The inspiration for Nell is believed to be Dickens' sister-in-law, Mary Hogarth. Dickens was devoted to his wife's younger sister and when she died suddenly in 1837 at the age of 17 he was devastated. He took a ring from Mary's finger and wore it the rest of his life, he also said that he wanted to be buried in the same grave as Mary.
However, several passages in The Old Curiosity Shop perhaps reveal a coming-to-terms with the loss of Mary 3 years earlier. In chapter 17 the old woman visiting the grave of her husband who died a young man tells Nell that early in her grief she came there to cry and mourn and hoped to die too but that now it is "pain no longer, but a solemn pleasure" to visit the grave.

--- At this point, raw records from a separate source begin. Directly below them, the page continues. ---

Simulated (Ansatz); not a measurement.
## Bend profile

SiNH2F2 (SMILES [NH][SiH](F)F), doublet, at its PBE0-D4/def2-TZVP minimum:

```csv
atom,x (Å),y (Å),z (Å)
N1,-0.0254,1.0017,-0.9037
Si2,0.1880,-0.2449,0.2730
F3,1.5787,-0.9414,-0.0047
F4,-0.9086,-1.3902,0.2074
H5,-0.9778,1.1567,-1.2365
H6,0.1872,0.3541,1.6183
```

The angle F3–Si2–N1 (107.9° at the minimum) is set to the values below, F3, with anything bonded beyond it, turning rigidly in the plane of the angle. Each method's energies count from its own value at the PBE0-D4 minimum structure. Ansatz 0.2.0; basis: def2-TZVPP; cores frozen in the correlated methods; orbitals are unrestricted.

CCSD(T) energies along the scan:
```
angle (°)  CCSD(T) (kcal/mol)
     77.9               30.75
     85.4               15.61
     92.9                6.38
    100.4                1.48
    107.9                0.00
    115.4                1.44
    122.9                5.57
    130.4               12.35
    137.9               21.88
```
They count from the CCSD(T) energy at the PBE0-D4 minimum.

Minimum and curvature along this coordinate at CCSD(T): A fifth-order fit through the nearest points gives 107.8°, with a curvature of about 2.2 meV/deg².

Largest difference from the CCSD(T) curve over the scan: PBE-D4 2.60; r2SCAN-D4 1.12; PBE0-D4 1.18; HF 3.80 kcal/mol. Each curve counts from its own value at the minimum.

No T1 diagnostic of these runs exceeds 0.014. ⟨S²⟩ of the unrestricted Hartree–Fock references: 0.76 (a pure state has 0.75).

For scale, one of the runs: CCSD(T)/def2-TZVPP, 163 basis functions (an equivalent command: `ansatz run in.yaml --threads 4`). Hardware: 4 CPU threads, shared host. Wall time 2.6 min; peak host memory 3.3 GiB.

In chapter 26, as Nell is visiting the graves of children in the churchyard, the narrator says that she did not sufficiently consider to what a bright and happy existence those who die young are borne, and how in death they lose the pain of seeing others die around them.
In chapter 54, as Nell laments the uncared-for graves in the churchyard, the sexton tells her that at first the graves are tended every day by "tender, loving friends" but later the tending falls to once a week, then once a month, and later not at all. As Nell says she grieves to hear it, the old man says that on the contrary, he takes it as a good sign for the happiness of the living.
Later in chapter 54 Nell is speaking with the schoolmaster in the neglected churchyard and says she "grieves to think that those who die about us are so soon forgotten" he tells her that the unvisited graves are the inspiration of good actions and good thoughts of those who remember the dead and have chosen to go on living.
Death-Bed of Little Nell
Dickens' instructions to George Cattermole for the illustration The Death-Bed of Little Nell:
"The child lying dead in the little sleeping room, which is behind the open
screen. It is winter-time, so there are no flowers; but upon her breast
and pillow, and about her bed, there may be strips of holly and berries,
and such free green things. Window overgrown with ivy. The little boy who
had that talk with her about angels may be by the bedside, if you like it
so; but I think it will be quieter and more peaceful if she is alone. I
want it to express the most beautiful repose and tranquility, and to have
something of a happy look, if death can...I am breaking my heart over this
story, and cannot bear to finish it."
Leaving London
Dickens describes the scenery along the road Nell and her grandfather take on their way out of London.
Damp rotten houses, many to let, many yet building,
many half-built and mouldering away- lodgings, where it would be hard to
tell which needed pity most, those who let or those who came to take-children,
scantily fed and clothed, spread over every street, and sprawling in the
dust- scolding mothers, stamping their slipshod feet with noisy threats
upon the pavement-shabby fathers, hurrying with dispirited looks to the
occupation which brought them 'daily bread' and little more-mangling-women,
washer-women, cobblers, tailors, chandlers, driving their trades in parlours
and kitchens and back room and garrets, and sometimes all of them under
the same roof-brick-fields skirting gardens paled with staves of old casks,
or timber pillaged from houses burnt down, and blackened and blistered by
the flames-mounds of dock-weed, nettles, coarse grass and oyster-shells,
heaped in rank confusion-small dissenting chapels to teach, with no lack
of illustration, the miseries of Earth, and plenty of new churches, erected
with a little superfluous wealth, to show the way to Heaven.
At length these streets becoming more straggling yet, dwindled and dwindled away, until there were only small garden patches bordering the road, with many a summer house innocent of paint and built of old timber or some fragments of a boat, green as the tough cabbage-stalks that grew about it, and grottoed at the seams with toad-stools and tight-sticking snails. To these succeeded pert cottages, two and two with plots of ground in front, laid out in angular beds with stiff box borders and narrow paths between, where footstep never strayed to make the gravel rough.
Then came the public-house, freshly painted in green and white, with tea-gardens and a bowling green, spurning its old neighbour with the horse-trough where the waggons stopped; then, fields; and then, some houses, one by one, of goodly size with lawns, some even with a lodge where dwelt a porter and his wife. Then came a turnpike; then fields again with trees and hay-stacks; then, a hill, and on the top of that, the traveller might stop, and-looking back at old Saint Paul's looming through the smoke, its cross peeping above the cloud (if the day were clear), and glittering in the sun; and casting his eyes upon the Babel out of which it grew until he traced it down to the furthest outposts of the invading army of bricks and mortar whose station lay for the present nearly at his feet-might feel at last that he was clear of London.